The Misfits

In her final film, Marilyn Monroe plays a divorcee in Arthur Miller’s existential Western that culminated in their real-life divorce. 

Like Hitchcock’s Rebecca, The Misfits starts as a comedy about a jaded older woman (Thelma Ritter) and her eligible companion (Monroe) then morphs into something darker when the younger woman moves in with her new man (Clark Gable). As an animal lover she proves oddly naive about what shacking up with a cowboy would entail, but this too is a misdirect; she joins the men to learn a life of freedom but ends up showing them that their freedom is an illusion, like a prettier Morpheus.

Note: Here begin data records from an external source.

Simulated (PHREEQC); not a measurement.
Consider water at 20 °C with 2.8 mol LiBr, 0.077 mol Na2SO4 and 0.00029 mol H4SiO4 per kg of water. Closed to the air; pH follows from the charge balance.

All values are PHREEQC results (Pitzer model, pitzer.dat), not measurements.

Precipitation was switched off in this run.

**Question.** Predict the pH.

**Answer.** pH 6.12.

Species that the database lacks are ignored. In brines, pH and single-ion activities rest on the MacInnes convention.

Monroe was reportedly unhappy with the character of Roslyn, which is awkward as her husband wrote it for her. While her empathy is exaggerated, it imbues Roslyn with the strength to confront and guide the people around her; broken men who expect her to fill the woman-shaped holes in their lives. To Gay (Gable) she is a daughter figure, to Perce (Montgomery Clift) a surrogate mother and to Guido (Eli Wallach) a wife. Ultimately Roslyn acts on her own terms, a misfit among misfits.

John Huston directs with the same Western revisionism that marked his previous picture The Unforgiven, subverting the genre at every turn. The Misfits‘ old world has been destroyed by economic depression and the bomb, leaving an inhuman wilderness where a cowboy is only good for the rodeo and a horse for dog food (or human food depending on the supermarket). Huston and Miller shed no tears for the end of an era of violence and machismo, only for the start of a new one.

60 years on these ideas are intensified by explosions in automation and animal agriculture; a sequence in which Gay is pulled along the ground by a horse without letting go of the tether is a striking metaphor for people killing themselves to preserve a way of life. The movie is also made more haunting for modern viewers in the knowledge that Gable died before its release and Monroe shortly after, her depression and drinking seeping into the sadness of the character.

With its jagged edges, rugged climax and dogged score by Alex North, The Misfits is an aptly named statement that stays with you long after the horses have bolted.